Let's do a quick teaser of how good we could get if we were to use some fancy deep neural networks (DNNs), and give you a sneak peek of what is to come in the future chapters of this book.

If we use the following "not quite so deep" neural network, which takes about 2 minutes to train on my laptop (where it takes 1 minute to train the SVM), we get an accuracy of around 0.964!

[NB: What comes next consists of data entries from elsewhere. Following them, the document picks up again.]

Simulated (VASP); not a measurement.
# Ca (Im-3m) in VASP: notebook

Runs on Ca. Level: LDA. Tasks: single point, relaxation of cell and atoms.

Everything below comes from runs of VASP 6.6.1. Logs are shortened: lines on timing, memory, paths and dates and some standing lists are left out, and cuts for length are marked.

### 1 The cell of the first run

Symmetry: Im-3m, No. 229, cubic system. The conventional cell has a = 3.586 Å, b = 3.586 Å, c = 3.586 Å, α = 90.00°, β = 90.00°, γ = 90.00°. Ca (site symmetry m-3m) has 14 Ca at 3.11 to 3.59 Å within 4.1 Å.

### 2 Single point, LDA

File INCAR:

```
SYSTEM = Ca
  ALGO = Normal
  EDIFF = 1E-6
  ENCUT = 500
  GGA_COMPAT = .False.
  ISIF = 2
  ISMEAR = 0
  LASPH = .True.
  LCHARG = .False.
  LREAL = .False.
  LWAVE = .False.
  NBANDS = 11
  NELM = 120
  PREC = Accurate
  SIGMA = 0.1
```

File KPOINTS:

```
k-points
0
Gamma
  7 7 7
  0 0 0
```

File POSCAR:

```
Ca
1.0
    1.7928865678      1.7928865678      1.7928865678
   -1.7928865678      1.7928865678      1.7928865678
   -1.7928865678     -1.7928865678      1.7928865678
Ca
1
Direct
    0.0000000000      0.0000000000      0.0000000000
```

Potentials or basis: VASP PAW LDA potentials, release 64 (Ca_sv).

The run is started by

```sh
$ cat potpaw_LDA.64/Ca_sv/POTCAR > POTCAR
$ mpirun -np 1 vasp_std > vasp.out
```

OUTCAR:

Here is a snippet of the training method (you should be able to plug it into the preceding code, and play with some parameters to see if you could do it later):

def train_tf_model(X_train, y_train):
    model = tf.keras.models.Sequential([
        tf.keras.layers.Conv2D(20, (8, 8),
                               input_shape=list(UNIFORM_SIZE) + [3],
                               activation='relu'),
        tf.keras.layers.MaxPooling2D(pool_size=(4, 4), strides=4),
        tf.keras.layers.Dropout(0.15),
        tf.keras.layers.Flatten(),
        tf.keras.layers.Dense(64, activation='relu'),
        tf.keras.layers.Dropout(0.15),
        tf.keras.layers.Dense(43, activation='softmax')
    ])

    model.compile(optimizer='adam',
                  loss='sparse_categorical_crossentropy',
                  metrics=['accuracy'])
    model.fit(x_train, np.array(train_labels), epochs=10)
    return model

The code uses the high-level Keras API of TensorFlow (we will see more of this in the upcoming chapters) and creates a neural network with the following:

• Convolutional layer with max pooling that is followed by a dropout—which is there only during the training.
• Hidden Dense layer that is followed by a dropout—which is there only during the training.
• Final Dense layer that spits out the final result; it should identify which class (among the 43 classes) the input data belongs to.

Note that we only have one convolutional layer, which is very similar to HOG featurize. If we were to add more convolutional layers, the performance would improve quite a lot, but let's leave that for the next chapters to explore.